ML Notes

View on GitHub

Recurrent Neural Networks

Backpropagation Through Time (BTT)

method to train RNN at specific time point \(t\), while taking into account previous time points

given the simple RNN provided in diagrams above

Sample Calculation

ml-notes_24 ml-notes_25

The partial derivatives of error, specifically at time \(t=3\), with respect to every weight matrix :

\[\begin{align} \frac{\partial E_3}{\partial W_y} &= \frac{\partial E_3}{\partial \bar{y}_3}\frac{\partial \bar{y}_3}{\partial W_y}\\\\ \frac{\partial E_3}{\partial W_s} &= \frac{\partial E_3}{\partial \bar{y}_3}\frac{\partial \bar{y}_3}{\partial \bar{s}_3}\frac{\partial \bar{s}_3}{\partial W_s} +\\ &\phantom{000}\frac{\partial E_3}{\partial \bar{y}_3}\frac{\partial \bar{y}_3}{\partial \bar{s}_3}\frac{\partial \bar{s}_3}{\partial \bar{s}_2}\frac{\partial \bar{s}_2}{\partial W_s}+\\ &\phantom{000}\frac{\partial E_3}{\partial \bar{y}_3}\frac{\partial \bar{y}_3}{\partial \bar{s}_3}\frac{\partial \bar{s}_3}{\partial \bar{s}_2}\frac{\partial \bar{s}_2}{\partial \bar{s}_1}\frac{\partial \bar{s}_1}{\partial W_s}\\\\ \frac{\partial E_3}{\partial W_x} &= \frac{\partial E_3}{\partial \bar{y}_3}\frac{\partial \bar{y}_3}{\partial \bar{s}_3}\frac{\partial \bar{s}_3}{\partial W_x} +\\ &\phantom{000}\frac{\partial E_3}{\partial \bar{y}_3}\frac{\partial \bar{y}_3}{\partial \bar{s}_3}\frac{\partial \bar{s}_3}{\partial \bar{s}_2}\frac{\partial \bar{s}_2}{\partial W_x}+\\ &\phantom{000}\frac{\partial E_3}{\partial \bar{y}_3}\frac{\partial \bar{y}_3}{\partial \bar{s}_3}\frac{\partial \bar{s}_3}{\partial \bar{s}_2}\frac{\partial \bar{s}_2}{\partial \bar{s}_1}\frac{\partial \bar{s}_1}{\partial W_x}\\ \end{align}\]

“Proof.”

Just like the NN chapter, when we calculate partial derivative of error with respect to specific set of weights simply:

  1. List all equations that are used to calculate hidden nodes, output nodes, error, using the inputs
  2. Plug all equations into the error equation, replacing variables
  3. Take partial derivative of that error with respect to desired weight
  4. Use derivative properties to simplify (especially chain rule)

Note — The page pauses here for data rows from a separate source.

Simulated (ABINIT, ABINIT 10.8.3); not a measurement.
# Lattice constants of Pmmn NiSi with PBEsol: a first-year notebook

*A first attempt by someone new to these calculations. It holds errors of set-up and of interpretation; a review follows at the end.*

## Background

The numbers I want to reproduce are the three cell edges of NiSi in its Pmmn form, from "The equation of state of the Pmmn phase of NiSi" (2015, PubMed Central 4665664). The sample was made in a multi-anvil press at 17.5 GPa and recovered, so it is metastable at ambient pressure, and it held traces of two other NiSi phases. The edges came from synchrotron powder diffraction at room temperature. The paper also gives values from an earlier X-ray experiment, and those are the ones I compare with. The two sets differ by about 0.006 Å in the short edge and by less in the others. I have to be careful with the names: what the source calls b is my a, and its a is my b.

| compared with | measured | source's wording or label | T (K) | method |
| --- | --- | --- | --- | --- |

An alternative to the above method is to:

  1. For every neuron (state) where the desired weight contributes to that state, and the state contributes to the error:
    • Use chain rule to construct partial derivative of error with respect to specific desired weight and neuron (state)
  2. Calculate overall partial derivative of error with respect to desired weight by:
    • Adding every partial derivative calculated from previous step (we are accumulating the gradient contributions from all states)

For example:

\[\text{Given the desired weight, } W_s \text{ , calculating } \frac{\partial E_3}{\partial W_s}\text{ :}\] \[s_3 \text{ is a state where } W_s \text{ contributes to } s_3 \text{ , and } s_3 \text{ contributes to } E \\ \frac{\partial E_3}{\partial W_s} = \frac{\partial E_3}{\partial \bar{y}_3}\frac{\partial \bar{y}_3}{\partial \bar{s}_3}\frac{\partial \bar{s}_3}{\partial W_s}\] \[s_2 \text{ is a state where } W_s \text{ contributes to } s_2 \text{ , and } s_2 \text{ contributes to } E \\ \frac{\partial E_3}{\partial W_s} = \frac{\partial E_3}{\partial \bar{y}_3}\frac{\partial \bar{y}_3}{\partial \bar{s}_3}\frac{\partial \bar{s}_3}{\partial \bar{s}_2}\frac{\partial \bar{s}_2}{\partial W_s}\] \[s_1 \text{ is a state where } W_s \text{ contributes to } s_1 \text{ , and } s_1 \text{ contributes to } E \\ \frac{\partial E_3}{\partial W_s} = \frac{\partial E_3}{\partial \bar{y}_3}\frac{\partial \bar{y}_3}{\partial \bar{s}_3}\frac{\partial \bar{s}_3}{\partial \bar{s}_2}\frac{\partial \bar{s}_2}{\partial \bar{s}_1}\frac{\partial \bar{s}_1}{\partial W_s}\]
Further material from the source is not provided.